According to RFC 2434 terminology, I think what you are asking about
is Private Use options:

      Private Use - For private or local use only, with the type and
           purpose defined by the local site. No attempt is made to
           prevent multiple sites from using the same value in different
           (and incompatible) ways. There is no need for IANA to review
           such assignments and assignments are not generally useful for
           interoperability.

           Examples: Site-specific options in DHCP [DHCP] have
           significance only within a single site.  "X-foo:" header
           lines in email messages.

Ted Lemon <mellon@nominum.com> writes:

> I am unaware of a single example where site-specific options have ever been 
> used.

I assume you mean as defined above. If this is the case, DHCPv6
would't seem to need them!

Vernon Schryver <vjs@calcite.rhyolite.com> writes:

> Microsoft is using more than one "site-specific" IPv4 DHCP options.
> Their web pages talk about 252 and you can see 251 if you snoop
> on Window ME packets.

This is not what I would call "Private Use". If a vendor ships a
product with values hard-wired in, there is the risk  of name-space
collisions. In such cases, it would seem better to assign option
values from the global pool.

Ted Lemon <mellon@nominum.com> writes:

> We shouldn't allow people to request option codes from the IANA if they 
> haven't published a draft, but I think it's safe to relax the restrictions 
> to the extent that if a draft exists, an option code can be assigned 
> without the draft going to last call.   This utterly draconian 
> requirementis only justified by the extremely small number of option codes 
> available in DHCPv4.

There are a number of reasons why you might not want to assign an
option code until the spec is done, but they may not apply in all
cases.

Giving out numbers to anyone almost guarantees that some will be
assigned and never used. In some cases (i.e., DHCv4) this is a
problem. In others (DHCPv6?) probably not.

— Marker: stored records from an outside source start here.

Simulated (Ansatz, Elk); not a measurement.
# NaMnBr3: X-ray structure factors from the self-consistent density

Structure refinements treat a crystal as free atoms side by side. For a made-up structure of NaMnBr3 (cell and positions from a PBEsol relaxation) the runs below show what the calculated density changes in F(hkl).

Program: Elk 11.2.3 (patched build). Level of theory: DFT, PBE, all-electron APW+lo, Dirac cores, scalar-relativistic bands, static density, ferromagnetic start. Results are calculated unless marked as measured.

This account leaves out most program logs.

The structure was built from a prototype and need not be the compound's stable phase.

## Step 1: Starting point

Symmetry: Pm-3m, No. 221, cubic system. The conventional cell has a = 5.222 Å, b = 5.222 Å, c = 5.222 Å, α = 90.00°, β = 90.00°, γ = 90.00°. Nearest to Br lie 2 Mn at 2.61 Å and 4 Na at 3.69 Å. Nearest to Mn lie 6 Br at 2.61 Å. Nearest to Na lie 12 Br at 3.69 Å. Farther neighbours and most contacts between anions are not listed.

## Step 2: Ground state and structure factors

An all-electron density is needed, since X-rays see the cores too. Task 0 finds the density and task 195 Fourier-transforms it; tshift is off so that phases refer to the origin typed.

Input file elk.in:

Giving out numbers too early runs the risk of having vendors
implement/ship from an early draft, and then the WG may have to deal
with the problem of not being able to redefine the option the way it
wants because of deployed systems. That has happened in this WG. 

Giving out numbers without any review runs the risk that someone will
reinvent an existing option, possibly badly. Hasn't that happened with
DHCPv4 before?

One might argue that withholding the assignment of a code point would
be incentive for a WG to finish the critical IDs and turn them into
RFCs, so that getting the option code assigned would still happen
relatively quickly. But, I no longer argue that, based on what I've
seen in some WGs. :-(

How serious the above problems are depends on the protocol, the
scarcity of option codes, the history of the community :-), etc.